Wednesday, October 26, 2022

Christ is the Meaning of All the Scriptures

They asked each other, “Were not our hearts burning within us while he talked with us on the road and opened the Scriptures to us?” (Luke 24:32)

In Luke 24, Jesus does not speak about the Scriptures merely as bits and pieces, some of which are about him, with the rest being about other things, so that we must decide which ones concern Christ and which ones do not.

In verse 32, Christ “opened” (Greek, dianoigo) the Scriptures to the Emmaus disciples. Why did he “open” them? It was because they were closed — cryptic. But of course, Jesus was not carrying around the Old Testament scrolls, which he then literally unrolled before them. Yet the word for “opened” does mean to open, and not just a little, but thoroughly. Christ opened the Scriptures to the Emmaus disciples because they had been closed. The disciples did not understand what the Scriptures have always been about because they had been veiled to them, though they had not realized it. But now Christ was opening the Scriptures thoroughly to them, unveiling them to reveal that they are about him  — not just in part, but the whole of them.

In verse 45, Jesus is with the Eleven disciples in Jerusalem. “Then he opened their minds so they could understand the Scriptures.” Here, it is their nous, their understanding that he “opened” (dianoigo, to open thoroughly), that they might understand the Scriptures. Both things need to happen: The Scriptures must be opened thoroughly to us, and our minds must be opened thoroughly to understand the Scriptures. It is the Lord Jesus, through the Holy Spirit, who must both the Scriptures and our understanding.

Jesus did not teach them, “Just read it literally.” He did not advise them to employ the grammatical-historical method of interpretation. Rather, he taught them that the Law, the Prophets and the Psalms are about him. In speaking of these three sections together like that, Jesus was referring to the whole of the Scriptures, indicating their prophetic unity, that they are all about the same thing, Jesus, and not about a diversity of other things.

In John 5, Jesus tells the Jewish leaders, “You study the Scriptures diligently because you think that in them you have eternal life. These are the very Scriptures that testify about me” (v. 39). Then a few verses later, “If you believed Moses, you would believe me, for he wrote about me. But since you do not believe what he wrote, how are you going to believe what I say?” (vv. 46-47). There is no parsing out here that only some of the things Moses wrote concern Jesus while other portions do not. What Moses wrote is a prophetic unity, not a compilation on various topics, and its unified meaning is Christ. “Moses wrote about me.” Not, “Scattered among Moses’ writings are some things about me.” What Moses wrote was thoroughly about Christ.

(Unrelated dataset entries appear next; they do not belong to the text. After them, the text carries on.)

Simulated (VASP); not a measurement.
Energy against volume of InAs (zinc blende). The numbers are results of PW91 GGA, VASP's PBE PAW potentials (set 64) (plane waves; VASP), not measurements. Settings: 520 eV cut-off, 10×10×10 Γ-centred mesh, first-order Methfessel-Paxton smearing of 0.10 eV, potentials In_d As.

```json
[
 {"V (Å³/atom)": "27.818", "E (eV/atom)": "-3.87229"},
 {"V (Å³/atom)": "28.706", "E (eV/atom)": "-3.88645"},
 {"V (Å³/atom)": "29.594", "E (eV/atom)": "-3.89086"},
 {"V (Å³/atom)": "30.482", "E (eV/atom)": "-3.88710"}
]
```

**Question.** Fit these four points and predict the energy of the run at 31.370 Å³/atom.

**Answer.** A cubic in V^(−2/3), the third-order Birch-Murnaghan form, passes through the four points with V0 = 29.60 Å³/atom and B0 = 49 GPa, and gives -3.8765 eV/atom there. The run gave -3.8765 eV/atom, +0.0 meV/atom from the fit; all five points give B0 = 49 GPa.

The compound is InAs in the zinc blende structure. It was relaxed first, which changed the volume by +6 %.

In the book of Hebrews, the author quotes Psalm 40:7 and understands that it is about Jesus. “Then I said, ‘Behold, I have come — in the volume of the book it is written of me — to do your will, O God.’” (quoted in Hebrews 10:7, NKJV). The “book” here is the scroll of the Law, that is, the Torah. The phrase “volume of the book” does not mean that only some of it, bits and pieces here and there, are about Christ, but that the entire scroll has to do with Lord Jesus.

Christ and the gospel are the interpretive key of the Old Testament Scriptures. All of them are about Christ, but we will not find him there by literal interpretation, nor did he ever give us literalism as an interpretive principle. As we go on to consider how the apostles and New Testament authors treated the Old Testament Scriptures, we quickly discover that they did not read them literally but, following what Jesus showed the disciples, figuratively and spiritually. 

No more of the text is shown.